Incidentally, while I was preparing for this project, we experienced
[the strongest solar storm to reach Earth in 2
decades](https://science.nasa.gov/science-research/heliophysics/how-nasa-tracked-the-most-intense-solar-storm-in-decades/).
I don't know for certain whether the solar activity caused any computer errors,
but we had some anomalies at work and certainly joked about them being caused
by the Sun.

Also during the same period,
[one of the Internet's root-servers glitched out for unexplained
reasons](https://arstechnica.com/security/2024/05/dns-glitch-that-threatened-internet-stability-fixed-cause-remains-unclear/).
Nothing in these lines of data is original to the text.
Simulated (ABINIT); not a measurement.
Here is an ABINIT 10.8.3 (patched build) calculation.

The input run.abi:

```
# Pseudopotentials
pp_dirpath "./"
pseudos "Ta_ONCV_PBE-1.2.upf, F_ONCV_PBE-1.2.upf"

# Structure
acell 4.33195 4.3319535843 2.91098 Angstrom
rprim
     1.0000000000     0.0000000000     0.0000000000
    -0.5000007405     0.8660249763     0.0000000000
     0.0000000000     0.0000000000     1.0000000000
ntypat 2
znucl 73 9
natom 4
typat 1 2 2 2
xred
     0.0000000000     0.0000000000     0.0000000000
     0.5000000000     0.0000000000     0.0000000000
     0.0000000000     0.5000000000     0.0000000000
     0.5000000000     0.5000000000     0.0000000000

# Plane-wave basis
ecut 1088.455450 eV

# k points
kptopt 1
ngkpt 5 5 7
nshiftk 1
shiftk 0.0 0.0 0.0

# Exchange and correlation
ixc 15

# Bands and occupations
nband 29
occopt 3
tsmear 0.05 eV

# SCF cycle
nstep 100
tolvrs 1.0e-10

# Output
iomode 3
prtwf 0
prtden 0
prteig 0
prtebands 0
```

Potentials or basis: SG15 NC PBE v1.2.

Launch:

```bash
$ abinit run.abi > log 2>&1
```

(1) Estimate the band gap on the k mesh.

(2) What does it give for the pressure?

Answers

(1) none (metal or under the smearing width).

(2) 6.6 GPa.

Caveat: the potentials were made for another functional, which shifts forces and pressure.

As Ackley asserts, as a culture we have tended to prioritize correctness and
efficiency to the detriment of robustness. The rate of our technological
progression precludes us from continuing to do so.

### What's a tensor?

If you want an in-depth explanation,
[Wikipedia](https://en.wikipedia.org/wiki/Tensor) is usually a good starting
place.

If you just want to understand Tensort, you can think of 'tensor' as a fancy
word for a multi-dimensional array.

Every tensor has a degree, which is the number of dimensions it has. A 0-degree
tensor is a scalar (like an integer), a 1-degree tensor is a vector (like a
list), a 2-degree tensor is a matrix, and so on.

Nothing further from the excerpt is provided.